It’s commonly held that baptism is merely a sign. That is, it’s an event where the believer confesses Jesus publicly, with their immersion symbolizing the fact that they died with Jesus, and their appearance from the water displaying their new life and anticipation of the resurrection body. In other words, to put it crudely, baptism doesn’t do anything but represents what has already happened through one’s faith in Jesus. Therefore, it becomes optional for the believer: if it doesn’t do anything, then it isn’t essential. This unfortunately leads to neglect.
But do we even have baptism right? Does the New Testament support our traditions and practices? Paul seems to say that baptism is more than a sign in Romans 6:1-11 and on Monday we saw that Robert Ewusie Moses argues that it releases one from the domain of sin. The logic goes like this:
- Christ’s death and resurrection freed Him from the powers of sin and death (Rom 6:9-10)
- We can also be free from sin’s power if we are united to His death (Rom 6:2-3, 6-7)
- We can have resurrection power now – and actual resurrection later – by being united to His resurrection (Rom 6:4-5)
- We are united to Christ’s death and resurrection through our baptism (Rom 6:3, 5)
Commenting on this passage in Practices of Power, Robert Ewusie Moses says, “baptism is the means through which believers participate in Christ’s career” (p59). Andrew Wilson says the following, “Baptism is part of conversion, and it most decidedly does something. Being buried with Christ, and rising with Christ, happens in baptism, through faith.”

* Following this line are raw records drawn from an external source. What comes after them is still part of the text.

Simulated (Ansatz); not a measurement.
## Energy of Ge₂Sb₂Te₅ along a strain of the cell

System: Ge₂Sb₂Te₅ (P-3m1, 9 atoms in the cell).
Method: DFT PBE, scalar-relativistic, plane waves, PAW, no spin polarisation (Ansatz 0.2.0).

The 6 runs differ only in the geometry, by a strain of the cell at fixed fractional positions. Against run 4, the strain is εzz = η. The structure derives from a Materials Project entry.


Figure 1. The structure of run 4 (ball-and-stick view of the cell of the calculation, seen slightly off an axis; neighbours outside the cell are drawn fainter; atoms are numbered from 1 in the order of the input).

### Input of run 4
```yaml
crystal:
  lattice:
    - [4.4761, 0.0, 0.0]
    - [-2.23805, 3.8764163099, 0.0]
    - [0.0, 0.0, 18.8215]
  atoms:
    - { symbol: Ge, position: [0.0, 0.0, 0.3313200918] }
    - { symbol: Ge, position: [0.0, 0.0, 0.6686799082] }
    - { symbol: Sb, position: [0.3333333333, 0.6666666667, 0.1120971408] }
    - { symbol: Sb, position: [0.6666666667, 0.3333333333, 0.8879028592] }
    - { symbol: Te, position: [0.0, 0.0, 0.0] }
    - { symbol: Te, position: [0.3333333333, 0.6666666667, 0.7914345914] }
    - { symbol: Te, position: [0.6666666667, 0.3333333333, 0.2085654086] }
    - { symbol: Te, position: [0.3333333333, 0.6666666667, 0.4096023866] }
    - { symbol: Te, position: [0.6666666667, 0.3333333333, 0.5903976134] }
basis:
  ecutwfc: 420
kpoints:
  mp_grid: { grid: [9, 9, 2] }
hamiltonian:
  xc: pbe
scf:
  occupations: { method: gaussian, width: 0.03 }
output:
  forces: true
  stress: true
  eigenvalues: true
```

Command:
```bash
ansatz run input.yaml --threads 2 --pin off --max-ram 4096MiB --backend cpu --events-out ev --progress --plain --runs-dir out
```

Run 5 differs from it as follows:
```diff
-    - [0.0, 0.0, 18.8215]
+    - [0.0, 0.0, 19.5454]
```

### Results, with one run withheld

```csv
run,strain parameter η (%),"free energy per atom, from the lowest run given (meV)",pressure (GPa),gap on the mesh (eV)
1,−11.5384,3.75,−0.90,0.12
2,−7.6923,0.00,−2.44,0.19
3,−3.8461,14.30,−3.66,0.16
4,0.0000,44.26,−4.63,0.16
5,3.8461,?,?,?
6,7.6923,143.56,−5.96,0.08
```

Is it just me, or does this all sit very uncomfortably? Taking Rom 6:1-11 at face value, what does it mean? If one is united to Christ in baptism, and one cannot be saved apart from union with Him, then is every unbaptized believer in fact unregenerate? What professing believers who were never baptized? Are they saved but just not freed from sin’s dominion? None of this seems right, but how do we resolve the issue then?
In this post I wanted to press the issue a little further. I do have some thoughts that I believe help resolve this issue, but will save those for next post. In the meantime, I’d appreciate comments! Is baptism merely a symbol of what’s already happened through one’s faith in Christ? Or is it essential for regeneration, or at least sanctification?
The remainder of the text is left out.